The Snowy Day--A Children’s Book With Black Protagonist on Exhibit

During the height of the civil rights movement, a sweet and gentle book about a black boy in a red snowsuit crunching through the snow, helped break down racial barriers. That book is now the subject of an upcoming exhibit.

Ezra Jack Keats’ beloved 1962 book, “The Snowy Day,” is credited as the first mass-market children’s storybook to feature a black protagonist — a preschooler named Peter who is joyfully exploring the snow-covered sidewalks in his New York City neighborhood.

The National Museum of American Jewish History is presenting a retrospective, “The Snowy Day and the Art of Ezra Jack Keats,” from July 19 to Oct. 20. The exhibit includes more than 70 original works, ranging from preliminary sketches to final paintings and collages.

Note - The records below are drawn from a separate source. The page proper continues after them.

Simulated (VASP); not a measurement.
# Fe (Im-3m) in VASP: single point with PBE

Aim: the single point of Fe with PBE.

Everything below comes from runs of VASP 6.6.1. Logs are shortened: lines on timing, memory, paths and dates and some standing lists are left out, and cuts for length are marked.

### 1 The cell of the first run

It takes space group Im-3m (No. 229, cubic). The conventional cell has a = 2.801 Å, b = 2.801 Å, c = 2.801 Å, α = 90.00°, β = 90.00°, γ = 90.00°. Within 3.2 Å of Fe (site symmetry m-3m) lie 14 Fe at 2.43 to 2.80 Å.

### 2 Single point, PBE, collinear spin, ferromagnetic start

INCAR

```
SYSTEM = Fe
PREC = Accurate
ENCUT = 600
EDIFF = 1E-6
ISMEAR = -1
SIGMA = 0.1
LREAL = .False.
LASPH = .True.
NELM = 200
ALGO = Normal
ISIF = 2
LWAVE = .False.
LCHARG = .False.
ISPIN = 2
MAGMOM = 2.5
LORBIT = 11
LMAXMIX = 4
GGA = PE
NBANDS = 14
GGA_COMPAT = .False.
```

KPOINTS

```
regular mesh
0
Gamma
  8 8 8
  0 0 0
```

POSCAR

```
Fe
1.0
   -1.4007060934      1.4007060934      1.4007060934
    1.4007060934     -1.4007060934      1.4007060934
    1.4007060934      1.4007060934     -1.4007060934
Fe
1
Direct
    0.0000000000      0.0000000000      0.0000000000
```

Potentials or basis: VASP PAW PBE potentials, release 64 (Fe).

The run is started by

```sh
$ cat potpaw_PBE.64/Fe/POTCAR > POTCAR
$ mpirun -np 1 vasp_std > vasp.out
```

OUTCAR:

In this Friday, July 19, 2013 photo, visitors look at books at The Snowy Day and The Art Of Ezra Jack Keats exhibition at the National Museum of American Jewish History, in Philadelphia. The exhibit opened July 19. (AP Photo/Matt Rourke)
 AP Photo/Matt Rourke
“We wanted to marry the strength of the show as an art exhibition with the significance of the book in children’s literature,” museum curator Josh Perelman said. “We really wanted the exhibit spaces to feel alive … to feel like being in a children’s book.”

The son of Jewish immigrants from Poland, Keats was born Jacob Ezra Katz in New York City’s Brooklyn borough in 1916 and grew up in poverty. Artistically gifted but unable to attend art school, he started out working as a sign painter, comic book background illustrator and Works Progress Administration muralist before creating children’s books.

“Keats drew a considerable amount on the fact that he experienced prejudice in his own life and he had a sensitivity to what it felt like to be marginalized,” Perelman said. “He also had a worldview that embraced extending that sensitivity toward other people who may feel marginalized as well.”

Peter’s world was also a reflection of Keats’ own environment, Perelman said, “the city streets where he felt comfortable, where he called home and that happened to be inhabited by working-class and poor folks and by African-American folks.”
“That’s who he felt should be in his books.
 
This isn’t ‘Eloise, he said, referring to the children’s book character who lives in Manhattan’s posh Plaza Hotel with her nanny. “It’s a very different New York City.

Awarded the prestigious Caldecott Medal in 1963, “The Snowy Day” has been published in at least 10 languages. It is on the Library of Congress’ list of “Books That Shaped America” and is rated by teacher and librarian groups as one of the all-time top children’s books.


Ezra Jack Keats
“If you look at children’s literature previous to ‘The Snowy Day,’ there are very few positive examples of publications for African-American children,” Perelman said, “and there’s a whole lot of very derogatory, stereotypical and outright racist material.”

Keats, who died in 1983, illustrated more than 85 books. In six more books after “The Snowy Day,” readers followed Peter growing up from a kindergarten-age boy to an adolescent. His race was never mentioned.